By Randall MellFebruary 21, 2018, 1:34 pm

The Bear Trap awaits in South Florida.

With hot, sunny days forecast for all four rounds of the Honda Classic, the mercury’s rising, especially at the 17th hole, where the revelry at the Goslings Bear Trap party pavilion could turn the tee box into a sweat box.

It may be even steamier for women playing the Honda LPGA Thailand, with temperatures forecast in the 90s for the weekend.

Here’s our special heat index gauging the toastiest seats in golf this week:

Five-alarm salsa – PGA National’s 17th tee

PGA Tour pros almost universally don’t want to see the craziness promoted at the Phoenix Open’s party hole (No. 16) duplicated at other Tour events, but they will get a distant cousin this week at the Honda Classic.

The Goslings Bear Trap party pavilion sits over the 17th tee, where Graeme McDowell cracked that players can get “splashed with vodka cranberries” if the wind is right. The Cobra Puma Village surrounds the 17th green.

That pretty much means everyone playing through there late in the day, with the party fully percolating, is on the Hot Seat.

Tiger Woods is scheduled to go through there at about Happy Hour on Friday afternoon.

“I said to myself, ‘This isn’t Scottsdale, this is ridiculous,’” Billy Horschel said after playing through there a year ago.

Sergio Garcia was among players who got heckled there last year.

It’s one of the toughest holes on the PGA Tour, ranking as the 21st most difficult par 3 last year.



Hot-collar rub – Rickie Fowler

Fowler returns to the Honda Classic as its defending champ.

He also returns for his first start since losing the 54-hole lead at the Waste Management Phoenix Open, where he bogeyed three of the final four holes and fell all the way out of the top 10 at Sunday’s end.

Fowler is now one for his last six closing out 54-hole leads on the PGA Tour.


Shanshan Feng during Round 2 at the 2017 Japan Classic.


Spicy Tom Yum heat – Shanshan Feng

The Rolex world No. 1 in women’s golf is back in action with the strongest field of this young season ready to resume chasing her at the Honda LPGA Thailand.

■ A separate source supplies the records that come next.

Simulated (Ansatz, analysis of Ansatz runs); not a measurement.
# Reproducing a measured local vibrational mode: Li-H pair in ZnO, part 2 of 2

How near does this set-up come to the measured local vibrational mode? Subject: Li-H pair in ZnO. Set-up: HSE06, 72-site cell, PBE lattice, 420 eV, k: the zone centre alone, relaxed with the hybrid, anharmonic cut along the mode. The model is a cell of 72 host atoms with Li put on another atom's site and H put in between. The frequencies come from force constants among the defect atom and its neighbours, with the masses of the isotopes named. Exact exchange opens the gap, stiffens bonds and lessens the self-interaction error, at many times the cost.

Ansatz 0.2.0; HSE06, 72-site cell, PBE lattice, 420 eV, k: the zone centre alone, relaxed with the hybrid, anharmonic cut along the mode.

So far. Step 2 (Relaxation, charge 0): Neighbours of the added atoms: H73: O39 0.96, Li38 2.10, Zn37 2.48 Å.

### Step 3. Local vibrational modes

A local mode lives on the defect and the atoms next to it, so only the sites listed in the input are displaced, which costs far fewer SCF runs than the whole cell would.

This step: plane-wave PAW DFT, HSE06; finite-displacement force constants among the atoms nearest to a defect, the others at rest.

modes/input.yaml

World No. 2 Sung Hyun Park will be making her first start of the year. No. 3 So Yeon Ryu, No. 4 Lexi Thompson, No. 5 Anna Nordqvist and No. 6 In Gee Chun are all in the field.

Park and Ryu shared Rolex Player of the Year honors last season. Thompson was the Golf Writers Association of America’s Player of the Year.

Feng has ridden atop the world rankings for 15 consecutive weeks. She opened the year tying for third at the Pure Silk Bahamas Classic last month.